Sotheby’s announced the promotion of Elif Bayoglu to head of the Turkish Contemporary sales pioneered by Ali Can Ertug who died from fall in May of this year during Contemporary Istanbul 2010. Colin Gleadell points out that the success Sotheby’s has had–and that Bonhams recently showed an interest in emulating–is a shadow of Turkey’s own auction house Antik AS:
Founded in 1981, Antik AS holds about six auctions a year and had a turnover last year of $45 million, of which $25 million was for modern and contemporary Turkish art. This month it launched its new season with a $10 million sale in this niche market.
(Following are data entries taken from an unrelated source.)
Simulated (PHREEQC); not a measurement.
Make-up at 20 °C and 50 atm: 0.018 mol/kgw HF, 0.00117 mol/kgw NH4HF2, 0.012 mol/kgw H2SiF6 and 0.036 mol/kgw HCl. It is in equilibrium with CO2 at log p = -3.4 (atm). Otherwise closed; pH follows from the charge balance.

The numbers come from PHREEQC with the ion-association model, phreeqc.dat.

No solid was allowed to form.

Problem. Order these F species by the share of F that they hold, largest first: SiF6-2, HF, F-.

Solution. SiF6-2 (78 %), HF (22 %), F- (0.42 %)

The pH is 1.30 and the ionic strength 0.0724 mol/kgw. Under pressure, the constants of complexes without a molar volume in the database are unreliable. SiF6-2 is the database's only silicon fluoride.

In the past few seasons, Antik AS has been setting the pace at the high end, fetching record prices for the top group of Turkish moderns, mostly artists born in the early 20th century who studied in Paris in the post-war era and are no longer alive. These would include Mubin Orhon, Fahrelnissa Zeid, Turkey’s leading female artist (who reached $910,000 – though Sotheby’s improved on that price in April), and Erol Akyavas (whose massive The Siege holds the record for modern Turkish painting at $1.75 million). Last September it sold Symphony in Blue, a swirling abstract painting by Buhran Doganacy (born 1929), for $1.85 million to Marat Ulker, making Doganacy the most expensive living Turkish artist. In 1995, the painting had sold for $50,000, which gives some idea of the price increases that have been taking place. This month, Antik AS sold another work by Doganacy, Blossom, for $277,500.
Olgac Artram, the CEO of the family-owned auction house, says that the rises are due to demand outstripping supply for great works by these artists. This demand comes primarily from Turkish collectors, private museums and investment funds. In a new development, Yapik Kredi Bank and Akbank are bringing in new buyers by providing loans for art purchases.